Huang’s Breakthrough, Cvetković’s Bound, Godsil’s Question, and Sinkovic’s Answer
Let us consider the $ {n}$-dimensional hypercube $ {\{ 0, 1 \}^n}$. The Hamming graph on $ {H_n}$ has the elements of $ {\{ 0, 1 \}^n}$ as vertices an two vertices are adjacent if their Hamming distance is one, so they differ in one coordinate. It is easy to see that the independence number $ {\alpha}$ of this graph is $ {2^{n-1}}$.
It was a long open and famous problem what the maximum degree of an induced subgraph on $ {H_n}$ with $ {\alpha+1}$ vertices is. Very recently, Hao Huang showed that the answer is “at least $ {\sqrt{n}}$” and everyone is blogging about it (only a small selection): Anurag Bishnoi, Gil Kalai, Terry Tao, Fedya Petrov. Here I am jumping on this bandwagon.

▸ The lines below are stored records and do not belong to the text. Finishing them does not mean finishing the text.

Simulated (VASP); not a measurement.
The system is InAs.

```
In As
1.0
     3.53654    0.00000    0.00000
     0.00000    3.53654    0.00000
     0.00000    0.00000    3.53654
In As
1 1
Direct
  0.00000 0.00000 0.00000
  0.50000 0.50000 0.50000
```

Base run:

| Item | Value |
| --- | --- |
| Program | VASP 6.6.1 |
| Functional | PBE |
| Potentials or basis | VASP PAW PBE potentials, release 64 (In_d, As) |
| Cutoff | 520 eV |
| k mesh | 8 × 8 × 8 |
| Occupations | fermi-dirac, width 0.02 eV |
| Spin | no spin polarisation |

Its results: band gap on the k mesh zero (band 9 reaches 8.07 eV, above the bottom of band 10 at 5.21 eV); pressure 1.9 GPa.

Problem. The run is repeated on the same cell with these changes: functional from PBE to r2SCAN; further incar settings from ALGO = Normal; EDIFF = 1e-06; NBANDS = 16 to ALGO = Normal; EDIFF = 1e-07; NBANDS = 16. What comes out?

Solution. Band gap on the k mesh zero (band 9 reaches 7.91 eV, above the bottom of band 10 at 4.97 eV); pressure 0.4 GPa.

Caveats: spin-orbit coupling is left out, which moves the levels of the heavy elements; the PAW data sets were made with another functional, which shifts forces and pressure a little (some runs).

Huang uses a variant of the inertia bound (or Cvetković bound). It is a good friend of the ratio bound (or Hoffman’s bound) which is the namesake of this blog. For the second time this year (the first time was due to a discussion with Aida Abiad), this I was reminded me of a result by John Sinkovic from 3 years ago. This blog posts is about Sinkovic’s result which answered a question by Chris Godsil on the inertia bound.
1. The Inertia Bound
A weighted adjacency matrix of a graph on $ {v}$ vertices is a symmetric $ {v \times v}$ matrix such that $ {A_{xy} = 0}$ whenever $ {x}$ and $ {y}$ are non-adjacent. Let $ {v_+(A)}$ denote the number of positive eigenvalues of $ {A}$ and let $ {v_-(A)}$ denote the number of negative eigenvalues of $ {A}$ (so $ {0}$ eigenvalues are left out). The bound is now as follows (usually attributed to Cvetković’s PhD thesis from 1971, but I do not know if it already contains the weighted version).
Theorem Let $ {X}$ be a graph with weighted adjacency matrix $ {A}$. We have $ {\alpha := \alpha(X) \leq \min\{ v – v_+(A), v – v_-(A) \}}$.
This can be shown very easily by matrix interlacing. Let $ {B}$ the submatrix of $ {A}$ induced by a subgraph. Let $ {\theta_1(A) \geq \ldots \geq \theta_v(A)}$ denote the eigenvalues of $ {A}$ and let $ {\theta_1(B) \geq \ldots \geq \theta_{\alpha}(B)}$ denote the eigenvalues of $ {B}$. The Cauchy’s interlacing theorem says that $ {\theta_{n-s+i}(A) \leq \theta_i(B) \leq \theta_i(A)}$. The induced subgraph on an independent set of $ {A}$ will be an all-zero-matrix, so we have $ {0 \leq \theta_\alpha(A)}$ and, therefore, $ {v_-(A) \leq n-\alpha}$. $ {v_+(A) \leq n-\alpha}$ follows similarly.
The bound itself is very hard to apply as it is very hard to find a suitable $ A$. In general one wants to look for $ A$ in a small matrix algebra and not all possible matrices. For the ratio bound this is the so-called Bose-Mesner algebra which makes applying it very easy. In this context, Terry Tao’s Remark 4 in his post, which discusses exactly this, is very interesting.
2. Godsil’s Conjecture
One of the questions which I learned at the beginning of my PhD and which I considered very intriguing is the following due to Chris Godsil.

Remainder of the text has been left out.